English

SEP campaigns in Sydney seat of Parramatta

 

Chris Gordon (left) with Paul Wilesmith

Over the past week, the Socialist Equality Party (SEP) has campaigned throughout the Parramatta electorate, letterboxing thousands of homes with the party’s election statement and speaking to workers and young people at local railway stations, shopping centres, universities and TAFE colleges.

 

The electorate is part of Sydney’s west. Once regarded as an electoral stronghold for Labor, the working class suburbs that stretch from Parramatta westward to Penrith at the foot of the Blue Mountains, have become a by-word for political volatility and widespread disgust toward Labor.

Underpinning these sentiments is the growth of social inequality over the past two decades as both Labor and Liberal governments, state and federal, have championed free-market policies, gutting social services, public health and education, and suppressing real wages in the face of massive hikes in the cost of living.

Chris Gordon, the Socialist Equality Party’s candidate in Parramatta, was interviewed on Sydney radio station 2SWR on Saturday. Gordon urged listeners to support the SEP’s election campaign and answered questions about socialism by DJs Paul Wilesmith and Tim Williams. 2SWR is a community radio station broadcasting across western Sydney, with a weekly audience of 250,000 people.

After Gordon explained that the SEP was advancing a socialist alternative to Liberal, Labor and Greens, Wilesmith asked whether people wanted to hear about socialism, given its negative association with the past.

Gordon explained that the SEP traced its origins to the struggle of Leon Trotsky against the Stalinist bureaucracy in the Soviet Union. The bureaucracy headed by Joseph Stalin betrayed the Russian Revolution, usurped political power from the working class and murdered an entire generation of socialist-minded workers, youth and intellectuals—above all the Trotskyists—who were associated with the genuine ideals of the revolution: socialist internationalism.

Gordon pointed to a survey last year in the United States, “despite decades of anti-communism, it found that 30 percent of respondents said they would prefer socialism to capitalism”. Millions of people around the world were feeling the effects of the global financial crisis that erupted in 2008, and this was creating a receptive climate for socialist ideas.

In discussing the election, Gordon pointed to the widespread public disgust toward the entire official election campaign, as “people are rightly turned off because they are not being represented”. He said that masses of people viewed the ousting of Kevin Rudd as prime minister with deep suspicion and anger.
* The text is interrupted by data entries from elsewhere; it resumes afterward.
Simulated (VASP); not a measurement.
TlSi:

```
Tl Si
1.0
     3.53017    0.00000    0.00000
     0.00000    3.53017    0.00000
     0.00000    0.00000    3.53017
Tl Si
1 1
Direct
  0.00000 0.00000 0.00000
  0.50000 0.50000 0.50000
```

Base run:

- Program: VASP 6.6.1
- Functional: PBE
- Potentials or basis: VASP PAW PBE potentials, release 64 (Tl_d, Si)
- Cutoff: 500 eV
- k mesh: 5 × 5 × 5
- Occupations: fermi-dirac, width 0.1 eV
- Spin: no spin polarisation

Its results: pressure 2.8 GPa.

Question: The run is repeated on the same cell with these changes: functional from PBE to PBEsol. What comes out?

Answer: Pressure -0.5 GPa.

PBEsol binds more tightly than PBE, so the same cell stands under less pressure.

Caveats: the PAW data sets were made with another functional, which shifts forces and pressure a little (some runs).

“The coup was organised by the mining companies and carried out by factional power-brokers to realign Labor Party policy to better suit big business,” Gordon explained. It was no accident, he said, that Gillard was installed as prime minister, because “she has a track record of attacking the working class both as education minister and as minister for industrial relations”. Gordon also warned that Gillard’s first act as prime minister was to declare her unwavering support for the US-led war in Afghanistan.

Gordon concluded the interview by inviting listeners to attend the public meeting being convened by the Socialist Equality Party in Sydney on August 19 to mark the 70th anniversary of the assassination of Leon Trotsky.

The previous night, Gordon spoke at a candidates’ forum organised by Falun Gong. The Falun Gong is a quasi-religious sect based in China. After initially supporting it as a means of containing political opposition, the Chinese Stalinist regime turned on Falun Gong and subjected its members to severe repression when it grew rapidly in the 1990s.

The Greens, Socialist Alliance and the Christian Democratic Party candidates also spoke at the forum. Neither the Liberal nor the Labor Party attended, however, revealing their extreme sensitivity to participating in any event that might offend the Chinese regime. China is now Australia’s largest trade partner and huge mineral exports to China underpin the Australian economy.

Gordon began by explaining that the Socialist Equality Party is the Australian section of the International Committee of the Fourth International and that the Trotskyist movement opposed the Maoist regime in China from its inception. Gordon explained that the 1949 Chinese revolution was not a socialist revolution and that Mao’s peasant-based movement was deeply hostile to the interests of the working class.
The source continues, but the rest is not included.